4 Things Science Says About Alone Time You Might Not Know
It’s been said before: we need Alone Time. We know it’s good for us. We enjoy the pampering, the fun, and the way we feel rested and recharged afterward. But did you know there’s some serious science to Alone Time and what we get out of it?
Read on to find out some things about what science has proven about Alone Time. Some of these might even be pretty surprising.
Alone Time Leads to Empathy
The one thing everyone should get out of Alone Time is the ability to understand your own thoughts and feelings. This understanding translates to a difference in our interactions with the people around us. Think about it. When we understand why we act and feel as we do, we gain an understanding of why other people similarly react in ways that look like ours. Now we’re seeing the world through their eyes.

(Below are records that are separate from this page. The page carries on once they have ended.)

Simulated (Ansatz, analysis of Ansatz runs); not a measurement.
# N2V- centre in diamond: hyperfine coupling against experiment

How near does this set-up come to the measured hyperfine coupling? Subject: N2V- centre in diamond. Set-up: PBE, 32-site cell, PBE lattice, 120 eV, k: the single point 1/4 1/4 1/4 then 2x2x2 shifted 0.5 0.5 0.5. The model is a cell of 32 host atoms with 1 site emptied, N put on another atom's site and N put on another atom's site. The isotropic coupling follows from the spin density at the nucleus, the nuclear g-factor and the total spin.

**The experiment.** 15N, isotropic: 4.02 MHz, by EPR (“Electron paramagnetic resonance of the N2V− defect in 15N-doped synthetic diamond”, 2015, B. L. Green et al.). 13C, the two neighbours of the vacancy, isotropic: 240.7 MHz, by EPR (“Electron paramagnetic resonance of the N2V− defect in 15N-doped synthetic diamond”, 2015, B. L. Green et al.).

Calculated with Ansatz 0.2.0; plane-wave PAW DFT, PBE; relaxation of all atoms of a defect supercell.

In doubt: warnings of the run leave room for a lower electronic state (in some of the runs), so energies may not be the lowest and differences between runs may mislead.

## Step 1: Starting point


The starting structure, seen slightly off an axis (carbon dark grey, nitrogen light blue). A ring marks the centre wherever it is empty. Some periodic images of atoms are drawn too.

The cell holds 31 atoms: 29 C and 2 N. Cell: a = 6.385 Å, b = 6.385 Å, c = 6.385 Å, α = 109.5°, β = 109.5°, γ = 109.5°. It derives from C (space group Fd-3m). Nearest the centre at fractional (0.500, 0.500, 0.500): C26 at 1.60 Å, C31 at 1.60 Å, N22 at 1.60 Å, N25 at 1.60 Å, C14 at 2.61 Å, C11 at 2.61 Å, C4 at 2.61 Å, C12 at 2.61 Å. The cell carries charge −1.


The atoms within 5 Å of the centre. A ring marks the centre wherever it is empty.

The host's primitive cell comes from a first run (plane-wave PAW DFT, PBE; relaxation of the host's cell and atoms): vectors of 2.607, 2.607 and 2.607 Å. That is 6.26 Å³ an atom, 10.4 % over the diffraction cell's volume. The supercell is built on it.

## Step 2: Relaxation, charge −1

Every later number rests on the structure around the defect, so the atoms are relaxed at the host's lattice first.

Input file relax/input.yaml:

Alone Time Makes Us Stronger
Ask anyone who dreads time alone what they hate about it, and you’ll find more often than not. It’s the idea of being alone with their thoughts, which freaks them out. In fact, a study was done where college students were given the choice of being alone with their thoughts for 15 minutes or being given an electric shock. 67% of men and 24% of women chose the shock over what was in their heads. So, imagine how much stronger you are than the average person when you’re accustomed to your own thoughts, not to mention, comfortable with them.
Alone Time Shows the World Around Us How to Behave
Anytime we model behavior for others, especially children, we shouldn’t be surprised when they follow suit. The critical thing to realize here is just how important it is for children to see us embracing time alone. When we show them we focus better, can clear our thoughts, and manage our emotions better through Alone Time, they learn these things too.
Alone Time Shows Us What to Do Next
Studies have shown that people who are successful embrace the idea of Alone Time. Entrepreneurs who use their alone time to think about their goals and plan how to better attain those goals will have a higher chance of achieving what they set out to do. This might seem pretty simple, but you can’t argue with the results.
So, where does this leave you?
Simple. Alone Time is not only optimal, but it makes sense scientifically. If you want to get ahead, you start by pulling back to where you enjoy first the company of yourself and the joy of what you can accomplish on your own.
Then get out there and take over the world.